U.S. judge rejects BP bid to recoup some payments made for spill
BP Plc cannot recoup what it says were inflated claims paid under a multi-billion dollar settlement program to compensate people hurt by the 2010 Gulf of Mexico oil spill, a U.S. judge ruled on Wednesday.
BP originally expected the payout program to cost $7.8 billion, but it has said the final bill, from the uncapped agreement that is handling thousands of claims, could be considerably higher.
The oil major has filed numerous motions to challenge what it says are excessive fees charged by the program's administrator, generous payments made under disputed accounting rules, and phony claims.

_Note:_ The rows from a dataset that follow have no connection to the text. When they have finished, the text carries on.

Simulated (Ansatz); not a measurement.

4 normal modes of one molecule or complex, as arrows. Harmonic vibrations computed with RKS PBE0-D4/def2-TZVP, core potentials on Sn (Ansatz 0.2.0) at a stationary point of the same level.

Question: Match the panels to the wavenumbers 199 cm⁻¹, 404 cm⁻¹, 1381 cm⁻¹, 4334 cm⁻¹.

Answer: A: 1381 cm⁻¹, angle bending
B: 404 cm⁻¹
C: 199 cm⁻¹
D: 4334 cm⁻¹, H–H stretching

U.S. District Court Judge Carl Barbier in New Orleans has thrown out many of those complaints and turned the company down again on Wednesday.
BP said it would appeal as some of the payments were made before accounting protocols were tightened by the courts.
"Some of these overpayments were in the millions of dollars," a BP official said.
The oil company has sustained more than $42 billion in charges from the April 20, 2010 disaster aboard the Deepwater Horizon drilling rig that killed 11 workers and triggered the worst offshore oil spill in U.S. history.
Earlier this month, Barbier found the company "grossly negligent" for the spill, a finding that could greatly increase its fines under the federal Clean Water Act at the next phase of the ongoing civil trial in January, when penalties will be assigned.